The Rage To Master Japanese
Quick question: why are you on on this site? Typical answers: I want to learn Japanese. I want to speak Japanese. I want to get better at Japanese. I want to become fluent in Japanese. Average answers. But I’m hoping that a lot of you have a stronger answer (or decide after this post that you will make your answer stronger): I want to master Japanese.
The people that answer in this way have the greatest chance of success. Since many of you on this site have often stated this as a goal, you are in a good position. My new imaginary goal with Japanese Level Up?
Produce an ultra elite group of Japanese language conquerors that defy all traditional and outdated concepts of learning Japanese
I envision something like this:
I’ve come across a new popular book that takes on this theme, and I’m going to egotistically assume the author is a fan of my site.
Masterminds: How To Think Like Sherlock Holmes (Japanese intro here)
According to the book, the key to kicking ass (Sherlock Holmes style) consists of Mindfulness and Motivation.
“Motivated subjects always outperform. Students who are motivated perform better on something as seemingly immutable as the IQ test-on average, as much as .064 standard deviations better, in fact. Not only that, but motivation predicts higher academic performance, fewer criminal convictions, and better employment outcomes. Children who have a so-called “rage to master”-a term coined by Ellen Winner to describe the intrinsic motivation to master a specific domain-are more likely to be successful in any number of endeavors, from art to science. If we are motivated to learn a language, we are more likely to succeed in our quest. Indeed, when we learn anything new we learn better if we are motivated learners. Even our memory knows if we’re motivated or not: we remember better if we were motivated at the time the memory was formed. It’s called motivated encoding.”
Motivation? Have I possibly touched on that subject at all? Have you checked out World 8 & 12 of the Walkthrough? And if that wasn’t enough, how about the focus on immersion learning on this site? In addition to its actual study benefits, being in constant contact with the culture you love keeps you fully attached to the source of what drives you to strive for better Japanese.
And what goes side by side with motivation? Practice.
“And then, of course, there is that final piece of the puzzle: practice, practice, practice. You have to supplement your mindful motivation with brutal training, thousands of hours of it. There is no way around it. Think of the phenomenon of expert knowledge: experts in all fields, from master chess players to master detectives, have superior memory in their field of choice. Holmes’s knowledge of crime is ever at his fingertips. A chess player often holds hundreds of games, with all of their moves, in his head, ready for swift access. Psychologist K. Anders Ericsson argues that experts even see the world differently within their area of expertise: they see things that are invisible to a novice; they are able to discern patterns at a glance that are anything but obvious to an untrained eye; they see details as part of a whole and know at once what is crucial and what is incidental.”
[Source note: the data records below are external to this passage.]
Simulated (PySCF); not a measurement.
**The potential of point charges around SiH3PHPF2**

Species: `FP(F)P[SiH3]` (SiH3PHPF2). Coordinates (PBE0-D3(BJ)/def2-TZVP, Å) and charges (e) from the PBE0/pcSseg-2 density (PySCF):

Thousands of hours of work?
RTK, J-E, J-J, Anki. Active immersion. Passive immersion. All designed to make your training as efficient and feel as least brutal as possible. You will put in the hours and the hard work. But the motivation will always push you forward to a positive experience.
So let’s hear it. Who has the rage to master Japanese? Who wants to be a part of my elite Japanese force?
Further reading on the subject.
*The term “rage to master” came from Ellen Winner’s book Gifted Children: Myths and Realities.
Founder of Jalup. iOS Software Engineer. Former attorney, translator, and interpreter. Still watching 月曜から夜ふかし weekly since 2013.
I’ll be Ginyu! I haven’t been able to put into words my desire to learn japanese (and web programming too, unrelated but it’s the same), but now you just gave me the words for it; I have a rage to master those 2 things!
俺様この野郎！I just hit level 40 (5000 sentences) yesterday after furious, yet steady learning of 15 new words a day.
Goal: Be able to interview with a Japanese Engineering Firm (Hitachi, Nakano, Obayashi, etc.) and land a job by the time I graduate university in December without having ever been to Japan.
Today marks the first day of ramping up to 20 new words a day in an effort to achieve level 55 by October.
Raging for mastery sounds dangerous…
I’m in….but I don’t want to be Jeice.
I can be Jeice, as long as I don’t have to paint myself red… Besides, isn’t he the guy who survived the longest?
I am there for sure!
I’ll be Burter, I guess. Super fast speed is pretty cool and all that. But wasn’t he the first to be taken out by 孫悟空?
Anyway, yes, I’m super motivated. Funnily enough, even if I get sick of everything else in my life (hobby wise), Japanese is always there and as interesting as ever.
Thanks for the article, it was a really good read!
Even though he’s not in the Ginyu force, can I be Zarbon?
I’m on this site because I like to check out what Japanese learners are doing these days. Does that count somehow? I’ll be something completely unrelated like the turtle on Master Roshi’s island.